To students of history, the news of Ashcroft's departure, followed by the instant appointment of Gonzales as his replacement, may have recalled the final hours of the French monarch Louis XIV -- the "Sun King."

As the story goes, the death in 1715 of Europe's most powerful ruler was announced by one of the palace guards. The guard raised his truncheon in the air, broke it in half, and threw the pieces into the anxious crowd below, shouting "The king is dead!" The guard then took a new staff and held the weapon high for the crowd to see, yelling "Long live the king!"

The point, of course, was that the enormous power Louis XIV had amassed would exist long after his death. Even though one particular ruler was gone, the broader political structure he had created would remain.

This point may be just as applicable to John Ashcroft and his Department of Justice, as to Louis XIV and the French throne. It is likely, for reasons I will explain in this column, that Ashcroft's departure -- like the Sun King's, will not lead to significant changes of direction in the larger institution which he headed.

Rather, we can expect to see an extension of many of the policies Ashcroft initiated under his successor, whether it is Gonzales (as expected), or another.

Dismal post-9/11 legacy

Ashcroft's legacy as attorney general is clear: he weakened the rule of law and undermined civil liberties of people in the United States.

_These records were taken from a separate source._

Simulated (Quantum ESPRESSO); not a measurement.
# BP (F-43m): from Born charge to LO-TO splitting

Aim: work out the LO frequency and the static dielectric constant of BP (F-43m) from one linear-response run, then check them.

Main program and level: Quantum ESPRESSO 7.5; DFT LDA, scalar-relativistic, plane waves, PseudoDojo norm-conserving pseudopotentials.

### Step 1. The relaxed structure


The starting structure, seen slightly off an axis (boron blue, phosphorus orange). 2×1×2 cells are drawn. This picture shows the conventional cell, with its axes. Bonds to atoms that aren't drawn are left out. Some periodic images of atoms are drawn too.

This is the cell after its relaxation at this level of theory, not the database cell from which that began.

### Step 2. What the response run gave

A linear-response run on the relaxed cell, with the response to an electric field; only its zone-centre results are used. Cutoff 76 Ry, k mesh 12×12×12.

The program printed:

Soon after the attacks of September 11, 2001, Ashcroft ordered that more than 1,200 Muslim men be held as suspected terrorists. In addition, he rounded up thousands of Middle Eastern persons for extensive questioning.

In June 2003, the Office of the Inspector General of Ashcroft's own Justice Department sharply criticized Ashcroft for his post-9/11 roundup and treatment of Middle Eastern persons. (For more details, please see a column by Anita Ramasastryexternal link)

Throughout his tenure as attorney general, Ashcroft expressed strong support for the Patriot Act, before and after it was signed by the President on October 26, 2001. The Patriot Act infringes Americans' civil rights in a number of important respects.

After the Patriot Act became law, Ashcroft repeatedly used it, or allowed U.S. attorneys to use it to prosecute non-terrorist crimes. Yet last year he called the librarians who were concerned about the Act's authorization of FBI searches regarding borrowers' reading habits were filled with "hysteria."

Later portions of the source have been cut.